Type Annotations #4272

jamesp · 2021-08-05T09:15:17Z

jamesp
Aug 5, 2021
Maintainer

Should we add static types to iris?

Python has had support for "annotations" since 3.0, but it has taken a number of years for the use of the annotations to shake out. PEP 484 and PEP 560 standardised the use of annotations for static typing. See this towards data science article for a good high-level overview of the state of static typing in Python up to 3.10.

Now that the community has agreed(ish!) on a standard form of type annotation, and the tooling has been developed to make use of it, it may be the right time to start adding type information to iris.

There are two possible approaches to adding type information:

Adding type signatures directly to the code. See the python typing documentation for good examples of what this would look like.
Use *.pyi stub files that only contain type definitions of functions. These are a bit like header files in other compiled languages.

Both have pros and cons. \1 requires changes to all files across the codebase. \2 means keeping additional files in sync with the codebase.

Using the monkeytype and pyannotate libraries recommended by mypy I have made a first pass at creating stub files for the public API of iris, to give a sense of how it could be useful. These libraries infer as much as they can from the existing untyped code e.g. if a class is created and then returned, mypy is clever enough to work out the signature of that function and monkeytype will create the appropriate definition stub.

iris-stubs can be pip-installed in an environment alongside your iris code, either a release version or development version. Tools such as mypy, which is built into the Python extensions of common editors such as vscode and pycharm, will know how to use these stubs to provide richer intelligence in the editor.

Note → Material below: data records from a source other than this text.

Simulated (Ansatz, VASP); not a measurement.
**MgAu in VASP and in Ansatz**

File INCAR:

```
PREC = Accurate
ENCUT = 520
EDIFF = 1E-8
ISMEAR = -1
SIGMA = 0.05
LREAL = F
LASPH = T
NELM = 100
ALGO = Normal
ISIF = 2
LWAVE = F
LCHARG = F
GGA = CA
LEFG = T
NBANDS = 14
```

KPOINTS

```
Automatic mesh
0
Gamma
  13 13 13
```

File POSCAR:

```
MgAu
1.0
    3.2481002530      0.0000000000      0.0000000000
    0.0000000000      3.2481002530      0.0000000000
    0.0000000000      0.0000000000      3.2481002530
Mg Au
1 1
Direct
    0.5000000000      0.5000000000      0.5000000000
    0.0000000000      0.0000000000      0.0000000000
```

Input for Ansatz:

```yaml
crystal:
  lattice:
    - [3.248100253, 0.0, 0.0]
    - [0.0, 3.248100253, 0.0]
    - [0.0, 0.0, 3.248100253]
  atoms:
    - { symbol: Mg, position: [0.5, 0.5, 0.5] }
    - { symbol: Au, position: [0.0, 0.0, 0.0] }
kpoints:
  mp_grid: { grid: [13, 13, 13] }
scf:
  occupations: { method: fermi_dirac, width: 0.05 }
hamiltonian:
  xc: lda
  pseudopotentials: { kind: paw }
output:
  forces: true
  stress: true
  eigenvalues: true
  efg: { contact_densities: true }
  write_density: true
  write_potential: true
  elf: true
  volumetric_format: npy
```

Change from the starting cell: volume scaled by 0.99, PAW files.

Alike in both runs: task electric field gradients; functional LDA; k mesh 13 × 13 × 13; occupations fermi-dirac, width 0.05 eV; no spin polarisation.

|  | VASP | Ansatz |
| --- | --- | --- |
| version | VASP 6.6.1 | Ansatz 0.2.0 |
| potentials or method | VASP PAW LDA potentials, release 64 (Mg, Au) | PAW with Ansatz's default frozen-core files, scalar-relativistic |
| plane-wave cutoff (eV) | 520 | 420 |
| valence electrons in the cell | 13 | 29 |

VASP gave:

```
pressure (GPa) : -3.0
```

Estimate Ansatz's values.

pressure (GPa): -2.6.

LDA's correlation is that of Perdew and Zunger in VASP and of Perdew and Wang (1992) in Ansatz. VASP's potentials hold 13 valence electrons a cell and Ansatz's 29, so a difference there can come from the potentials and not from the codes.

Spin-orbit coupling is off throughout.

I find this especially useful for two main reasons when editing code:

When chaining together function calls e.g. a.strip().split()..etc as it understands the return type at each stage, your editor can provide better autocomplete for the next possible calls.
Warning you when your function call is incomplete. e.g. imagine this pointless function:

def get_attr(obj: dict[str,str], name: str) -> str:
    if name in obj:
        return obj[name]

your editor will warn you that this is a possible error. As the function could also return None, but your definition as written here guarantees the function will return a string.

Take a look at the stubs - they are very likely to be incomplete and possibly wrong so please edit if you find a problem. If anyone wants a tutorial in reading and writing stub files let me know.

trexfeathers · 2021-08-05T14:54:03Z

trexfeathers
Aug 5, 2021
Maintainer

I'm strongly for type annotations for the reasons you have provided, and also because they make it easier to understand what unfamiliar code is doing.

For that same reason, I'm strongly for annotation via type signatures. Code is at its best when it is self describing - you look at it and you can see what it does. Type annotations within the code itself provide a great opportunity to improve this.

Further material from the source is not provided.